How to bring External Content into AI Search

Shamus Mulhall · ‎03-06-2023

Introduction

The goal of this article is to provide detailed steps to configure and index external content for AI Search. This example will be specific to the process of indexing content located outside of your Now Platform instance. Indexing this content will make it available to search in AI Search.

Overview

This article will step through the configuration required to index external content using Flow Designer, for this example the external source will be a simple JSON object. There are both pull and push options when considering how to index content into AI Search to make it available for search. The latter would use the existing REST API’s to push content to AI Search, this is the most complex option, but it offers the most flexibility. In this document we will cover the pull option where a request is made to an external source for content and that content is processed within a flow designed using IntegrationHub and AI Search Spoke.

There are several other connector/pull options available, however there are licensing requirements associated. For more information about licensing and connectors, we recommend connecting with your account representative.

For this example, we will use a simple REST endpoint to retrieve JSON content. To begin we will create the external content schema, then link that to a search profile. Following that is a detailed walk through of an

example on how to index external content.

Create External Content Schema

To begin, define a schema table with columns corresponding to fields on records from an external data source. AI Search uses the schema when indexing content from the external data source. The external content schema table does not store data in the database. Instead, its columns serve as a map of AI Search index fields to populate when you index content from external data sources.

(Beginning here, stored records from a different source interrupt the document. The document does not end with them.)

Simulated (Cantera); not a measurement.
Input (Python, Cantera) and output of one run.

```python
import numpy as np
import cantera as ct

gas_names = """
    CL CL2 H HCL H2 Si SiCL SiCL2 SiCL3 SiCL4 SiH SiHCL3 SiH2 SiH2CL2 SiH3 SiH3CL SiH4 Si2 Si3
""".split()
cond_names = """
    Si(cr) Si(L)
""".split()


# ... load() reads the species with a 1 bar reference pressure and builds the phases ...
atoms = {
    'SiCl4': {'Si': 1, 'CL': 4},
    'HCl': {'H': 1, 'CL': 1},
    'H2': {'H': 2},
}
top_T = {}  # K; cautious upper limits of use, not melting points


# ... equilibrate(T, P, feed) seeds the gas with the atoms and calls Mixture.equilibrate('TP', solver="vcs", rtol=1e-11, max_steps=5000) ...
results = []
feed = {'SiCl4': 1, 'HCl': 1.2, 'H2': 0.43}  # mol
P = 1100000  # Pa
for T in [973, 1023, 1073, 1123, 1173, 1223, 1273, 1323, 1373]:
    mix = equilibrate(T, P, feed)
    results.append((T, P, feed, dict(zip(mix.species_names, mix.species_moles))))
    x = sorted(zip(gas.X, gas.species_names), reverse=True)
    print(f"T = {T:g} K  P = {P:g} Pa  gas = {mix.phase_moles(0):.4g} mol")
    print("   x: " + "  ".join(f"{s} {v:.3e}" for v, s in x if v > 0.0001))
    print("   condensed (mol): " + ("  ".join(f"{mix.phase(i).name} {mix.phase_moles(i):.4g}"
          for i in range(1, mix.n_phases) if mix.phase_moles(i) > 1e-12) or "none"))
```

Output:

Navigate to All > AI Search > External Content > Create Schema create new table. Give the schema a name and Submit. The OOTB table should be sufficient for most scenarios, if there are additional fields aside from the title you can add those at this stage. For this exercise we will add the ‘short_description’ field as an additional string field. This will help fill out the search results view.

Link External Content to Search Application

After creating the external content table, a link to the search profile is required. First create the Indexed Source, then create a mapping of “short_description” to “text”. This step is done to facilitate rendering results.

Now create a Search Source to allow us to add this content to the appropriate search profile.

Add the new External Content search source to the OOTB Service Portal search profile.

Create Data Stream Action

While not an AI Search feature the Data Stream action is part of Integration Hub and is a key component to indexing external content. Using the filter navigation open Flow Designer All > Process Automation > Flow Designer to create a New > Data Stream. This will use the For each flow logic option to process stream data in a flow, allowing us to create an ingest document in AI Search for each object in the data stream. We highlight below configuration of an example Data Stream with REST request and JSON/XML Splitter and a Script Parser.

Splitter step with Source Format -> JSON and a JSON item path configured.

Parsing the JSON content from the source.

Finally configuring the output variables to be used in the external content flow.

Create Indexing Flow

Again, within Flow Designer select New > Flow and set the Flow properties appropriately.

After setting the properties, the first component within the flow itself is the Initialize Batcher. This will initialize a new batcher to queue documents for indexing. The size setting on the batcher will depend on the size of the content being indexed, start with 20.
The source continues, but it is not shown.